Mikey said he found legal education to be “intellectually dishonest,” and his first year of law school was hard: “You have to learn how to read and think in a different way, and the professors can be brutal, and sometimes you won’t have a clue as to what is going on.”

But he admitted that I’ve always liked school more than he did and said I might not dislike the experience.

As I was leaving, I told him to visit me in Rockaway, an invitation to which he seemed receptive.

I took the A train to Columbus Circle and the 1 train to 79th, where I got some Korean salad bar that I ate on a bench by Margaret Mead Green outside the planetarium. (I remember once going with Gary to a class he was taking at Columbia with Margaret Mead, who lectured brilliantly.)

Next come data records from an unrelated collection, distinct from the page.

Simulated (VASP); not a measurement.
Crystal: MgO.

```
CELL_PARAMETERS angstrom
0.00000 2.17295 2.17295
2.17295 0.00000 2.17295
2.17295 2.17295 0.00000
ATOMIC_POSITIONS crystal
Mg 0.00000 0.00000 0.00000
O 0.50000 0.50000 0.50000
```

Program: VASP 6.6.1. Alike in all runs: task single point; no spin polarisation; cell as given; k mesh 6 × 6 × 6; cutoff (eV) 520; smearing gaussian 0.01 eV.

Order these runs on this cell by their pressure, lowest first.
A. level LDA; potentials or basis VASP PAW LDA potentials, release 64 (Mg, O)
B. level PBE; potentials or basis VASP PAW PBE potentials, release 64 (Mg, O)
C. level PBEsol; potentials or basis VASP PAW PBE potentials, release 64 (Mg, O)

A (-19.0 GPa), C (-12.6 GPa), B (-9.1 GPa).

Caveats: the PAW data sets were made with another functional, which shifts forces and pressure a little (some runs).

It started raining again as I finished eating, so I ducked inside the American Museum of Natural History, which I never once visited in all the years I lived a few blocks away.

Spurred by Mom’s and Jonathan’s interest in birds, I spent a lot of time in the bird exhibits and then caught North American Mammals and Eskimos before going in to the 4:30 PM showing of The Blue Planet, a large-screen film with great shots of the earth from space.

On Amsterdam Avenue, I had some TCBY, and then at Shakespeare & Company, I spent time looking through the new books and little magazines. (The Review of Contemporary Fiction put my chapbooks on their “Books Received” list.)

There are so many good books published that it makes me feel lucky to have had the success I did. That’s a better attitude than my sometimes paranoid dejection over my work not being more widely recognized. After all, though I may be a good writer, many people are terrific writers.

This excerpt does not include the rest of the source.